Even her name was music.
Even her name was music.
Even though she didn’t consider herself a political singer, sometimes an artist can make more of an impact than a politician. Quite a life.
She was a class act.
I grew up with her records being played around the house. A sad day but a life to celebrate.
Oh MAN!! - after Mandela himself, and maybe Tutu, it’s hard to think of a more iconic South African
On the celebration side it ought to be one hell of a funeral parade. Will it be in Jo’burg?
My parents playing their recording of King Kong over and over.
Her performance on the Rumble in the Jungle documentary When We Were Kings when she seems to summon up the very spirit of Mother Africa - scarily beautiful.
I never got to see her live.
Wikipedia is updated already - these intarwebs is fast!!
I imagine that the funeral will be upcountry - that’s where she was born.
I know it’s shallow, but I can’t help but wonder what Madam & Eve are going to do. I check in on them from time to time; I’ll be looking in again for a while.
I shall do a round of Pata Pata in her honor.
Performing until the very end. Wow, what a legend.

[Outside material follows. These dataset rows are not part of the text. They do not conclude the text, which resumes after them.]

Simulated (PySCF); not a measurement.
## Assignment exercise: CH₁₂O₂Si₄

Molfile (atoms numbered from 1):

She brought more attention to apartheid by being exiled and not allowed back into South Africa than she would have if they’d kept her from leaving the country in the first place. Thank you stupid and short-sighted bureaucrats!
Thank you for the music Miriam. You were one of a kind.
Me, too. She sang at a concert that Harry Belafonte held at Carnegie Hall and did the “Click Song”. It was made into an album that my mother, a rabid Belafonte fan, owned, and would play constantly, to the point that I memorized all the songs involuntarily.
We had a missionary from South Africa stay with us for a couple of weeks. He spoke Xhosa (or whatever the language of the “Click Song” was). My mother, in all innocence, played the song and asked him to translate.
I never saw a black man turn white before. Apparently the lyrics are not what a missionary in the '60s would care to describe to the naive, middle-aged white American housewife who is his hostess.
A-hihi ha mama, hi-a-ma sat si pata pata…
“Pata Pata” is the name of a dance … we do down Johannesburg way.
And everybody … starts to move … as soon as “Pata Pata” starts to play - hoo …
On either the Belafonte recording or at the NY concert, Miss Makeba did say that it was a wedding song – apparently sung by the village women to the bride. It never struck me that it might be a bit, shall we say, earthy until I read the above.
She was a tremendous entertainer and a strong voice against apartheid. A strong woman and a good cause. A generation is passing. Pray that we do not forget them and all they did.
Makeba mentions this on the Belafonte album. I gather from the circumlocutions employed by our guest that it is a description of the events of the wedding night.
Any Doper care to confirm or deny? I did some Googling, but I cannot either confirm or deny.
I just had to buy that MP3 today. Amazing song. Amazing woman.
The lyrics of the Click Song (sorry for sounding like a colonizer!) are pretty benign, but also obscure. There are various translations that I can find, all variations on a theme. Wikipedia, for example, has:
The diviner of the roadways is said to be the knock-knock beetle
It has passed up the steep hill, the knock-knock beetle
These are the only two lines. If it’s rude, then it’s pretty metaphorical!
Pata Pata, on the other hand, is fairly raunchy. Of course it’s ostensibly about a dance, but we all know what she’s really talking about:
I want you to bend your back and then I bend my knees.
We do the pata pata we just rock it steady
we glue on together like the bee’s to honey
Unfortunately Pata Pata doesn’t seem to appear on any Belafonte / Makeba album that I can find.
There’s nothing rude about Qongqothwane. It really is about a beetle (probably a darkling beetle).
I’m not a fan of Makeba’s style of music, but it’s still a sad day for SA & world music.
Why is it a wedding song?
Completely different translation given for the Click Song at this Zambian site.